RAPID CITY S.D. (KOTA TV) - "It's not just about the technical side, it is about creating opportunities for South Dakotans,” said Shon Anderson, Vice President of B9 Creations.
B9 Creations may be tucked away on the School of Mines campus, but the company is creating printers of the future. 3-D printing capabilities are no longer out of reach for consumers.
"The key to making our technology more accessible to more people is software,” said Anderson, “Software is the wrapper through which people interact with technology. As we grow faster and our customers are demanding more from us, we needed more firepower to continue to scale."
That’s where Pixel Pines comes in. Pixel Pines is a custom software company started by Rapid City native, Pat Honeycut and native South Dakotan Brian Butterfield.
Butterfield says it was a classic story: Rapid City kid comes home, builds some custom software and it turns into a premier enterprise software development shop.
"The reason why we're doing what we're doing is that we can be part of a growth story in B9 Creations as well as the community that we are building within the tech sector,” said Butterfiled, “There is a strong pull for that."
The relationship between the two companies started as B9 Creations looked at their product from the consumer side. The software used in the machines needs to be user-friendly as well as being capable of telling the machine what to do.

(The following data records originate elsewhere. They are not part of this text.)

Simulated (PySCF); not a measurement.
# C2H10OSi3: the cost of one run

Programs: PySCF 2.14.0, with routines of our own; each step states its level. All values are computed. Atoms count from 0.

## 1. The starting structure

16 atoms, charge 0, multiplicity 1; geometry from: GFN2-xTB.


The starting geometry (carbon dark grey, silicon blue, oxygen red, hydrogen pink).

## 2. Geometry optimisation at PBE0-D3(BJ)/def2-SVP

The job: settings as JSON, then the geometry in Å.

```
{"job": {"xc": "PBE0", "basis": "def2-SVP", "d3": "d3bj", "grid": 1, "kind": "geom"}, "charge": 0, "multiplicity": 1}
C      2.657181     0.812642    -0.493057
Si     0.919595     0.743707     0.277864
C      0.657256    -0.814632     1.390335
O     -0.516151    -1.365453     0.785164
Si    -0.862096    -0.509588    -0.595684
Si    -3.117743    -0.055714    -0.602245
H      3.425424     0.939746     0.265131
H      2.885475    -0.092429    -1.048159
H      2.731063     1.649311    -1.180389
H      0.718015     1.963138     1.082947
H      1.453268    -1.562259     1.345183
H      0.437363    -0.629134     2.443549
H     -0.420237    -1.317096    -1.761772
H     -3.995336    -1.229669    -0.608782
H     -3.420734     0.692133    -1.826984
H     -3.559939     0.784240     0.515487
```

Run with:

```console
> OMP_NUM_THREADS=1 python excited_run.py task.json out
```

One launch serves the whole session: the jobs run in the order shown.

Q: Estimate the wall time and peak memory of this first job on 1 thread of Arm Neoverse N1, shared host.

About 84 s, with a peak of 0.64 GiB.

"Most of the people who are interested in 3-D printing want what comes out of the printer, they don't care about the printer itself,” says Anderson.
Anderson says B9 Core printers are built with the end result in mind, making the product more user-friendly.
Another goal both businesses have in common: creating an opportunity for South Dakota students.
"Our goal is to create as much opportunity here as we can by serving customers all over the globe,” said Anderson.
Although a 3-D printer may seem a bit futuristic, Anderson says it is closer than we think.
"The impact of 3-D printing is just beginning to be felt,” said Anderson, “Everyone will understand the impact over the next 3 to 5 years, because the way you buy things, the way things are customized to you, will change."